He was speaking at the first ever Sustainable Brands Conference to be held in Africa, in Cape Town, at the weekend.

He suggested that companies move far beyond the comfort of simply “ticking boxes” on sustainability reports.

“My plea is that we think about the mode of sustainability accounting differently and recognise that if the only achievement is a contest to see how many boxes a corporation can tick in a particular column, then the endeavour for sustainability would have floundered on the sharp pencil of the accountant.”

He said many of the 193 United Nations (UN) member States which easily signed UN protocols at the point of agreement, failed to absorb the agreements into their national legislation. If they did, they were often not enforced.

“We need much better laws; we need verifiable commitment to the promises and accords and we need action and enforcement by governments,” he told several hundred delegates.

Manuel mentioned some of the threats facing the world, from overfishing to species extinction and thinning tropical forests.

“We can and should examine the rate of destruction of the ecobalances of our ocean where the consequences of illegal and unrecorded overfishing wreak havoc and where plastic pollution is both visible from outer space and present in microparticles in the digestive tracts of the seafood we consume.”

He said the challenge now was to create a strong cadre of activists and to ask pertinent questions, such as in oil-rich areas near the city of Fort McMurray, in Alberta, Canada, where a wildfire had destroyed everything in its path and displaced 100 000 people. 

There had been huge controversy when former Canadian Prime Minister Stephen Harper advocated to go ahead with the extraction of oil from the tar sands in the area, which some claimed would wreak massive environmental degradation.

“Now my hunch is that the reason why the fires are out of control is that Alberta has an exposed body of hydrocarbons, destroyed vegetation and altered water courses. Where do we start to ask the questions of the oil extractors?  Do we ask when we read their glossy sustainability reports or do we factor in the devastating costs of Fort McMurray?

“What about the devastation in other parts of the world, such as the Niger Delta? What about the billions of litres of gases flared because their conversion into fuel would reduce the profits of the oil giants? Who asks these questions?”

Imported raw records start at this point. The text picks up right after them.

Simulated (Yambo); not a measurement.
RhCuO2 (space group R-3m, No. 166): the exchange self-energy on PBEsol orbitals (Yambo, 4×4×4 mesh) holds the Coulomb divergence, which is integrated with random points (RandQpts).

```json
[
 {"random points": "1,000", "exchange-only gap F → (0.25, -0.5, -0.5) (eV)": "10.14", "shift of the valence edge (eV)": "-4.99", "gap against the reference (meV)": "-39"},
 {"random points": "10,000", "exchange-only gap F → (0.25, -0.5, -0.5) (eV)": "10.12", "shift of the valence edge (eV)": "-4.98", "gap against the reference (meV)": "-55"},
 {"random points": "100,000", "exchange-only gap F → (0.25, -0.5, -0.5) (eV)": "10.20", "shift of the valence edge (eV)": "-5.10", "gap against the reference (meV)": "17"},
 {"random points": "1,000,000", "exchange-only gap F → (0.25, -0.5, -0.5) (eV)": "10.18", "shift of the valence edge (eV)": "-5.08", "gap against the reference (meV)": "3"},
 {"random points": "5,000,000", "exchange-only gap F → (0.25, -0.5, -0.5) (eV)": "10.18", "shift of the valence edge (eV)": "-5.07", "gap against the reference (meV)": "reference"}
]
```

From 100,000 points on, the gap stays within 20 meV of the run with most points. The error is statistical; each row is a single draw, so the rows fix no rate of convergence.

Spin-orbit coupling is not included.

Manuel cited recent cases that made headlines, such as Volkswagen’s diesel emissions saga “that shocked many of us to the core”; Mitsubishi’s admission to euphemistically “altering the results” on 25 of its models; and, more recently, the sterilisers for humidifiers produced and distributed by Reckit Benckiser, that have allegedly killed about 100 people in South Korea.

“In respect of sustainability reporting, we have to wonder what is there to believe in. However, what we cannot do is to abandon this fundamental cause,” pleaded Manuel.

“We have to broaden the discussion and take the questions of sustainability out of the boardrooms and the annual reports or the polite discussions in the developed world and ensure that everybody, but especially the poor and the young, are part of the discussion.”

Manuel, who holds a number of nonexecutive board positions, including at Old Mutual, SABMiller and Rothschild, delivered the keynote opening address at the conference which is focusing on how brands can create positive change in society.